Annuities and cash-value policies, such as whole, universal and variable life products, can be more complex and costlier to replace because they often involve surrender charges, 1035 exchanges and the use of policy loans to fund a new life insurance policy.

However, the replacement mambo involves more than mere consumer protection. Your new insurance company has a stake in your answers as well. Their first concern: Can you afford the new policy if you don't cancel the old?

"There are upfront costs to issuing a policy, and it will take a while before the total revenues exceed their initial costs," says Weisbart. "If you buy a new policy, they want to be somewhat confident that you will pay premiums long enough to make this a profitable transaction for them."

The second concern: Is this an appropriate amount of insurance based on your financial information? "The insurance company doesn't want to give me $30 million in insurance when I'm only worth $1 million," Herrmann says.

Weisbart says such a move to overbuy coverage sets off other alarms as well. "If a person has more than reasonable coverage on his or her life, that may present an incentive to someone to turn this life insurance policy into a claim," he says. "While life insurers are happy to sell coverage, they are not in the business of creating financial incentives for people to die."

If you don't know whether you will cancel your old policy once the new one is issued (never do so beforehand), should you say you are replacing the policy on your application?

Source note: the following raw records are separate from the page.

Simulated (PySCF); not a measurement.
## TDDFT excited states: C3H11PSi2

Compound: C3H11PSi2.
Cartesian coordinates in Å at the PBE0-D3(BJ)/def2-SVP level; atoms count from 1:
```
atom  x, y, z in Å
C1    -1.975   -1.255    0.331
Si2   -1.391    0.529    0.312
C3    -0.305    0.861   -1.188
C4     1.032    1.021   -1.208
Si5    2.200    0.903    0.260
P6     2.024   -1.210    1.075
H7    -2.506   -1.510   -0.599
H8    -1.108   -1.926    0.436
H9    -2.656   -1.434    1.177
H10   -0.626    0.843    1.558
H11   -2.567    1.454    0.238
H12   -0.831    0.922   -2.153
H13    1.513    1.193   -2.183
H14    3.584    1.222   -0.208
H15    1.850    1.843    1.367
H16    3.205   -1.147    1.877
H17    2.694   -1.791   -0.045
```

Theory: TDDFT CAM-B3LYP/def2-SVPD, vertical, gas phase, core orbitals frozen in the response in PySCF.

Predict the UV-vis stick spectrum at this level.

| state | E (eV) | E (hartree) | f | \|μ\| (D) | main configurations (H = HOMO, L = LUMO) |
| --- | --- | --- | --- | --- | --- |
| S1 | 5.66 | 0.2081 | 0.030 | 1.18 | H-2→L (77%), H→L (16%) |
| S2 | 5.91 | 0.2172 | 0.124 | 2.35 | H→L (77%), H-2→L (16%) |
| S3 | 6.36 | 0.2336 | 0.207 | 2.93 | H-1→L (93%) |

"Yes, you're supposed to," says Steuer. "The reason they do that is, you're not required to actually replace the policy. The new insurance company can't force you to actually replace the policy that you promised to replace nor can they use that for contestability. They can't contest because they can't force you to give up the policy."

Weisbart says to be safe, make sure the life insurance policy you seek is a reasonable one.

"If you have a schoolteacher who is applying for $10 million in insurance and there's no apparent reason for that amount of money, I could see a rejection," he says.